Investors: Don't Expect a Rate Cut for the Holidays

The Federal Reserve clearly is hesitating to cut rates, at least in the near term.

Since the beginning of the Great Recession sparked by the 2008 financial crisis, growth in the economy and stock prices has been aided by low interest rates.

Now, the economy is in a late-cycle stage, with the expansion in its 11th year.

GDP growth is decelerating and a seemingly broken Phillips Curve (more employment equals higher inflation) has inflation growing at under 2% of late.

The Fed has cut rates three times in 2019, helping support the economy and the S&P 500's 22% year-to-date gain.

But now there are several forces that make it hard for the central bank to continue pumping liquidity into the economy.

For the moment, Fed Chairman Jerome Powell told Congress Wednesday that he sees the current expansion continuing and that rate cuts will be necessary only if the economic significantly disappoints.

But the U.S.-China trade war looks to be headed in the wrong direction after several weeks of optimism.

This pushed down all three major U.S. stock indexes Wednesday.

And some investors are still looking for more rate cuts.

"If the data turns south, the Fed will be there to add more stimulus," Tony Bedikian, head of global markets at Citizens Bank, told TheStreet.

But Powell mentioned several factors that weigh on the Fed's ability to cut rates.

First, the federal budget deficit leaves the government in need of cash, which means that in the event of a recession, it can't cut taxes very much to stimulate growth.

That means the Fed would need to step in and lower interest rates.

But the Fed has only nine rate cuts at its disposal and it has used three.

Some have said the Fed may have to keep its powder dry given the prospect that a recession might hit.

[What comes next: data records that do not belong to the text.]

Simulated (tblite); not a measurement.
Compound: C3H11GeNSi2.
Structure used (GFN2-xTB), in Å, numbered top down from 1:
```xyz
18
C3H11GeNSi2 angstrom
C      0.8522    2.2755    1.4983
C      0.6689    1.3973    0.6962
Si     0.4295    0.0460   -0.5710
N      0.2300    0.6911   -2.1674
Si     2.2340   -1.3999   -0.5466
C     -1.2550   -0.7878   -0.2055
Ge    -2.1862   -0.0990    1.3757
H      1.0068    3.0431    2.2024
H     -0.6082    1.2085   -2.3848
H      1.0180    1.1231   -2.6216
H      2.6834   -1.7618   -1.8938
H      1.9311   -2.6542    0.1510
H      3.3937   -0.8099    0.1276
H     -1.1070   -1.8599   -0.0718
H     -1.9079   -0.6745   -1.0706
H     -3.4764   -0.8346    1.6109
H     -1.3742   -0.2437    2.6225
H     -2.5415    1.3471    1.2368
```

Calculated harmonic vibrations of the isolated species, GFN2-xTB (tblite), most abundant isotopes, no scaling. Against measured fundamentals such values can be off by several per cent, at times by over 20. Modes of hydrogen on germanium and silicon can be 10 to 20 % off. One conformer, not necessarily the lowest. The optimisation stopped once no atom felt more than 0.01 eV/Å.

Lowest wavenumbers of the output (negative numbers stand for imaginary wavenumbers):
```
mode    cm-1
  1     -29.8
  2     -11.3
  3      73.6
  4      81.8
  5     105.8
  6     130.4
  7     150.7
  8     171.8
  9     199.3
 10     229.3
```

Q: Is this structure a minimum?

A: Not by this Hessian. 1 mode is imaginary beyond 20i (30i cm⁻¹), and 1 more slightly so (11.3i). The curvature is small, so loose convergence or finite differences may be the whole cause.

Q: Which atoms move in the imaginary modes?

In addition, Powell said, currently low rates are limiting the Fed's ability to stimulate economic growth.

Rates in the U.S. have recently ticked higher, but the 10-year treasury still sits just above 1.9%, with the federal funds rate between 1.5% and 1.75%.

That's a view held by many investors, but the Fed's confirmation solidifies it.

What stock investors must hang their hats on now: resolution of the trade war, which remains one of the largest economic X factors at present.